From time to time in this season after Pentecost, we have a reading from the Wisdom literature in the Hebrew Bible. For instance a couple of weeks ago we had a reading from Proverbs and in a couple of weeks time we have another from the Wisdom of Solomon. In that latter there is a verse concerning reason:
“For they reasoned unsoundly, saying to themselves, ‘Short and sorrowful is our life, and there is no remedy when a life comes to its end, and no one has been known to return from Hades.’”

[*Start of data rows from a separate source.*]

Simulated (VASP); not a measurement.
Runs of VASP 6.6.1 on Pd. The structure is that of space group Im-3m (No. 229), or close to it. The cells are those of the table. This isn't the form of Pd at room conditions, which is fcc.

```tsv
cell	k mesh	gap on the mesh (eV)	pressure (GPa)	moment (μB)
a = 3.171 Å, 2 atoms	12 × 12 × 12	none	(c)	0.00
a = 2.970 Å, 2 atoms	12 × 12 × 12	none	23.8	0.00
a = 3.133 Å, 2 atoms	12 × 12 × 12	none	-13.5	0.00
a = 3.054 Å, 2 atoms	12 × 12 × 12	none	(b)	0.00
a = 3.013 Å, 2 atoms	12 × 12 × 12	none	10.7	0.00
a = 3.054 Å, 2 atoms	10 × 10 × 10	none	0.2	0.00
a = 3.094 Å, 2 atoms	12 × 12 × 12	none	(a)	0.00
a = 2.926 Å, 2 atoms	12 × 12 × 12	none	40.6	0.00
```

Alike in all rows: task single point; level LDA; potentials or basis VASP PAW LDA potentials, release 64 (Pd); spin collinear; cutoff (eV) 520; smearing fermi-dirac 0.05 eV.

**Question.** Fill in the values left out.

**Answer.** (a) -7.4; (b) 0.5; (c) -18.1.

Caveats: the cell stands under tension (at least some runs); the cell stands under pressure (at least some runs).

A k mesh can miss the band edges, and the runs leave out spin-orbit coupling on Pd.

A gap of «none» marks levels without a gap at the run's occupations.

Just by chance I had read that Andrew Carnegie had this carved above the fireplace in his library at Skibo “He that cannot reason is a fool, He that will not a bigot, He that dare not a slave.” Having checked with someone that this was indeed the case, I set about trying to discover where the quote comes from. In his autobiography Andrew Carnegie described a visit he made to the house of a Major Stokes who was the chief counsel of the Pennsylvania Railroad. Carnegie was deeply impressed by a passage he read displayed in Stokes’s residence:
“The grandeur of Mr. Stokes’s home impressed me, but the one feature of it that eclipsed all else was a marble mantel in his library. In the center of the arch, carved in the marble, was an open book with this inscription:
He that cannot reason is a fool,
He that will not a bigot,
He that dare not a slave.These noble words thrilled me. I said to myself, ‘Some day, some day, I’ll have a library and these words shall grace the mantel as here.’ And so they do in New York and Skibo to-day.”
I wondered who had actually written it in the first place and in what context. Eventually I found the answer. Sir William Drummond the late eighteenth and early nineteenth century Scottish poet and writer wrote a philosophical treatise published in 1805 called ‘Academical Questions’, which contains this passage:
“Prejudice may be trusted to guard the outworks for a short space of time, while Reason slumbers in the citadel; but if the latter sink into a lethargy, the former will quickly erect a standard for herself. Philosophy, wisdom, and liberty, support each other: he who will not reason is a bigot; he who cannot is a fool; and he who dares not, is a slave.”
Now does that tendency to suspend reason and instead rely simply on prejudice, apply to so much that has happened recently and is still happening in our world today and is it not something that we should all guard against?
The Reverend Billy Graham apparently suggested as a discipline reading the chapter of Proverbs which matched the number of the day the month. Now it’s possible that perhaps it’s for no better reason than there are 31 chapters in Proverbs though of course reading a bit of Solomon’s Wisdom each day is probably a good thing anyway.